SAT Test-Taking Strategies You Need to Know

There are several things you can do if you need to improve your SAT score.

One is study up on the subjects you’ll be tested on during the exam, such as the rules of grammar, coordinate geometry, and so on. Look at the topics tested on the exam, and identify your weak spots. Then, study as much as you need to master these subjects. So long as there are SAT topics you don’t know, you’re not scoring your highest.

Another way to improve your SAT score is to complete as many timed practice tests as possible. There are six real SATs on the College Board website, and plenty of third-party test prep books with additional practice exams are available at bookstores and online. Use them! Be sure to complete these exams in a quiet place, free of distractions. Practice tests increase your exposure to the different types of SAT questions, and help eliminate your weak spots. Also, timed exams condition you to pace yourself adequately to finish each section of the test on time. The more practice tests you take, the higher you’ll score.

If you’re drilling specific sections of the exam, give yourself a 5-10-minute break every hour or so. Use the restroom, get a snack, check your Instagram or Facebook account. Knowing that you have a break ahead will make it easier to keep your focus during study time.

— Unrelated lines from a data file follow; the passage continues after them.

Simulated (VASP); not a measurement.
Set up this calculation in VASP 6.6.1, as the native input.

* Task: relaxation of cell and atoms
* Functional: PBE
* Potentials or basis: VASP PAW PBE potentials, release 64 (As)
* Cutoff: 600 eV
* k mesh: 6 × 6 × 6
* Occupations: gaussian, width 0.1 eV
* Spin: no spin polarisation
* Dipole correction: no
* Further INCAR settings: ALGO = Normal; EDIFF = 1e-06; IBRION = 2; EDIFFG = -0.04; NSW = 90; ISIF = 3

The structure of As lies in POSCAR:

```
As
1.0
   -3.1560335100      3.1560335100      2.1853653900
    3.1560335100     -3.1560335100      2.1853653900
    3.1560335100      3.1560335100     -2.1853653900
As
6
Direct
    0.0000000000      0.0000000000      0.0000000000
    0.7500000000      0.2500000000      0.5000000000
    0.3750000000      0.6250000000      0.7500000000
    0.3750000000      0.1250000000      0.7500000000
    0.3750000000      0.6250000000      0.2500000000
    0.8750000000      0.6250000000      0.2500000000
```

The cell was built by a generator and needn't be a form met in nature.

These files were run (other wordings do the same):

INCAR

There are also subject-specific strategies you can use to improve your score on each part of the SAT. I will review each of these strategies in the sections below!



Take notes. Lots of students underline parts of the passage as they read, but underlining is of limited use. It’s too easy to forget why you underlined something, or to absentmindedly underline so much of a passage that the underlining becomes useless. But when you take notes, you process information as you read it, improving your understanding of the passage. Don’t write too much. Just jot down the main idea and two or three words about the topic of each paragraph. Then you’ll have a handy reference for when you start to answer the questions. This limits the amount of re-reading you’ll need to do, saving you time.

Complete the passages in the order of your strength. Are you better at natural science passages than social science passages? Are you best at literature? Rank the four subjects and complete your strongest passage first and your weakest passage last. Then, if you run out of time—which is a possibility on the strenuously-timed Reading test—at least you’ll be left to guess on questions you were more likely to get wrong in the first place.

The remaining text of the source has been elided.